The world, and India, has come a long way in terms of accepting the idea of ‘bold women’. Feminism in the times of Emma Watson, Kangana Ranaut, Taapsee Pannu and Swara Bhaskar constantly reminds us that women won’t just be silent receivers of societal judgment. The battle against sexism has evolved and it rages on, but we must say, it’s never looked as good as it has in the form of these Indian pin-ups!
Canadian visual artist Nimisha Bhanot has been challenging the way South Asian women are perceived through her ‘Badass Indian pin-up’ series. Bhanot artfully juxtaposes traditional and cultural signifiers against sexually liberated composition to challenge patriarchal expectations of women. While her series is focused on Indian women, the artwork aims at striking a chord with people across the globe. “All women worldwide, including trans individuals, femmes and non-gender conforming people, should not be judged or live in fear for living their lives on their terms and should not have to be held up to the impossible standards of a hetero-patriarchal society.” She also wishes to open up the conversation about gender identity and make it more inclusive, “There is no one right way to be Indian, Pakistani, Bengali, Canadian, man, woman, queer or transperson — we all experience life through different lenses so why should we be expected to follow the same rules?” she asserts.
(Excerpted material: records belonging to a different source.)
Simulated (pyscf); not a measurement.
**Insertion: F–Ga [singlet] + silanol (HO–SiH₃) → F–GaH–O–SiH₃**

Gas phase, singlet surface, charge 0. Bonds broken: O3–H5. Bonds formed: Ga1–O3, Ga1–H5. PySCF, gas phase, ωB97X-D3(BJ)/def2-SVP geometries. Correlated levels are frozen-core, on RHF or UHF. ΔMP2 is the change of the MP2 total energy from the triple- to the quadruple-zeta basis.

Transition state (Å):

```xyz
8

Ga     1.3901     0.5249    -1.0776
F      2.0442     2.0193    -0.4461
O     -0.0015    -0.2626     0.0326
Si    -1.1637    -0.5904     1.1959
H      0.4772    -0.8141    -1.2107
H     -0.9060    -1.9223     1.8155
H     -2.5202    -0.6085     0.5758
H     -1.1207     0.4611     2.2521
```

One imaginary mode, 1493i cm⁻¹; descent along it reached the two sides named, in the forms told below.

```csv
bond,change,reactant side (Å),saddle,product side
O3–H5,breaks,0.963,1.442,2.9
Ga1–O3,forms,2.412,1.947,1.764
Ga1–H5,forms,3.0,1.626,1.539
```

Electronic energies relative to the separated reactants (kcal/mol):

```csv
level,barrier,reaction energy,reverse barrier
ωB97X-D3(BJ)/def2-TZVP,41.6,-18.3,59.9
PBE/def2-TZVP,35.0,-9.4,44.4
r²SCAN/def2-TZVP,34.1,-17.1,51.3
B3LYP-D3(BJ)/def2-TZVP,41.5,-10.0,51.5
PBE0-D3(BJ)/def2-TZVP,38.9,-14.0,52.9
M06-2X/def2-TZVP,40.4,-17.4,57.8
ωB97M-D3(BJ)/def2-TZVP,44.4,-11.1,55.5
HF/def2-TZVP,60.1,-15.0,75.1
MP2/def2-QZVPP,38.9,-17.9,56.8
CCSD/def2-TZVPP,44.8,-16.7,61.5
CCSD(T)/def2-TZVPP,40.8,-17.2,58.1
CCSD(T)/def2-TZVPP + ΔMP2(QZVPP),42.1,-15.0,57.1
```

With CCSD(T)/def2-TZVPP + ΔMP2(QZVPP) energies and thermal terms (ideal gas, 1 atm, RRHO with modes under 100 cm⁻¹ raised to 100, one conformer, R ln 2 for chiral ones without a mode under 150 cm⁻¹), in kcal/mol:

The birth of Bhanot’s bold artwork also came at a time when the dialogue about women’s struggles was at its peak. It was around the time of the 2012 Delhi gang rape case that Bhanot knew that it was about time that her art challenge the male gaze. She recollects how deeply this atrocity had an impact on her, “The gang rape of Jyoti Singh on 16 December, 2012 really shook me. She was my age, just coming back from watching a movie with a male friend and just as she should she assumed that she would be safe travelling at night in 2012. In 2012 I was in my final year at Ontario College of Art and Design (OCAD) University finishing my undergraduate thesis and I put in a lot of long hours at the studio. I was fortunate enough to have the support of my parents — I barely worked, I would stay until the studio closed at 1 am and I could safely cross the street, get into my car and go home. But what if I was living in India, what if that was me?”
It was about this time that Bhanot had completed the first painting of her series, albeit with a lot of hesitation on how it would be received. “Just a few days before hearing of her rape, I brought home a self-portrait I did that semester of myself as a Badass Bride, smoking a cigar in a white lengha and my parents were furious. I spent 3 years of my degree making safe living room art and it wasn't good enough for me so I experimented with the Badass Bride because I had wanted to paint it for so long but never had the courage to. The timing of my parents' reaction to the painting, and hearing about Jyoti's rape set off an alarm in my head - I absolutely had to change my thesis mid-year. I finally created something that made me feel good, where I knew I was standing up to the patriarchy that I witnessed my whole life and I did not want to go back, so I haven't!"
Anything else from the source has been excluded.